Butterscotch Shortbread

Are you a person who enjoys the simpler cookies? One’s that are free of distractions such as chocolate chips, nuts, fillings, frostings, and those pesky little sprinkles?… Some may call you boring, but I know it’s sophistication… and have I got the cookie for you!

These classic little wedges are made up of only a handful of ingredients, and while they boast none of the usual, crowd pleasing bling, they will draw you in with their rich butterscotch scent. Enjoy them with a nice hot cup of tea.


Butterscotch Shortbread | The Misfit Baker


Vegan butterscotch extract may be difficult to find, but can be ordered online at either Lorann Oils or Silver Cloud Estates (please advise me, if you know that my information is out of date or inaccurate). Searching out specialty extracts may seem like a pain in the butt, but I think it’s worth the effort… If you insist on ignoring the benefit of butterscotch extract, then use a good quality vanilla (not imitation, please!). But I still don’t think it’s as good 😛


Butterscotch Shortbread | The Misfit Baker



Butterscotch Shortbread

1 cup All-Purpose Flour

2 tbsp Cornstarch

1/3 cup Margarine (I used Earth Balance)

1/3 cup Shortening

1/2 cup Brown Sugar, lightly packed

1 tsp Butterscotch Extract (or good quality vanilla)


Preheat oven to 275°F and grease a round 8-inch pan. A spring form pan or a pan with a removable bottom work really well, but if you don’t have those, place parchment in the bottom of the pan (like I did) for easy removal.

Stir together the flour and cornstarch. Set aside.

Beat the margarine and shortening together on medium-high, until smooth and light (about 1 minute). Add the sugar and extract and beat for another 3 minutes (I stop at the 1 and 2 minute marks to scrape down the sides). Add the flour mixture and blend until just combined.

Scrape the dough into the pan and press it out evenly (the dough is soft and likes to stick to my fingers, so once it’s spread out somewhat evenly, I cover the top of the dough with plastic wrap and gently press it down with another round 8-inch pan), and smooth the surface (I used a spoon for this, that I periodically wet to keep the dough from sticking to it)… Once the surface was smooth, I ran the tines of a fork around the surface’s edge. This created the raised decorative edge, which I think is pretty, but optional.

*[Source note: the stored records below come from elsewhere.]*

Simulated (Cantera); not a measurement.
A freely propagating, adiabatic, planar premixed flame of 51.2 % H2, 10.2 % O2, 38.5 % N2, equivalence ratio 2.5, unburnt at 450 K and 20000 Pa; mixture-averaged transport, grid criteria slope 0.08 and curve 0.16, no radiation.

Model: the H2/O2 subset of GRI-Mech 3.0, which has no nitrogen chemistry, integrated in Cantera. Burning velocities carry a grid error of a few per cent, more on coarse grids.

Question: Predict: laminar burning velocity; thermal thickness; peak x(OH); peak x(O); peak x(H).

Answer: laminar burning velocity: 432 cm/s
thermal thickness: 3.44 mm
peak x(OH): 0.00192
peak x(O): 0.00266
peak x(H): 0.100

Bake for 50 – 55 minutes until golden.

Place pan on a wire rack and allow to cool completely before removing and slicing into wedges.

Makes 12 wedges.




16 thoughts on “Butterscotch Shortbread

  1. Poppy

    Yum! I just got some butterscotch extract the other week from Uncle Roy’s, I know what I’m going to use it for first! 🙂

    1. Starr

      Have you tasted the extract yet??? I swear it’s my favorite flavour! Some taste kind of yucky, straight from the bottle, but the butterscotch is just delish!… And there are so many things you can add it to! Such as chocolate chip cookies… mmm

      1. Poppy

        I haven’t tasted it yet but it smells amazing. I know what you mean about some of them smelling and tasting artificial and sickly sweet. This one smells like real butterscotch! I’m excited to use it 🙂

    1. Starr

      hmm, I like the curled edges too. They were kind of an unexpected effect. I really didn’t want to photograph a plain flat disk, so I used the tines of a fork, in an effort to create a boarder (which I expected to create a flat pattern)… Simply run the fork around the circumference of your dough (I didn’t go deep, just really scored the surface). This should create 3 of 4 lines (depending on the number of tines your fork has) framing the shortbread. Now bake. I think what happens is, the scored surface allows for the dough to expand, hence creating the risen edges.

  2. Maggie Muggins

    I reeeeaaallly need to order some of that extract, I’ve been seeing far too many butterscotch recipes for me not to try them.
    I’m all over the simple classic recipes, I can’t imagine how good shortbread is with some of that extract added in!

  3. Starr

    Being vegan, I don’t use butter (or any other dairy), so it hasn’t been tested. However, I suspect that it will work.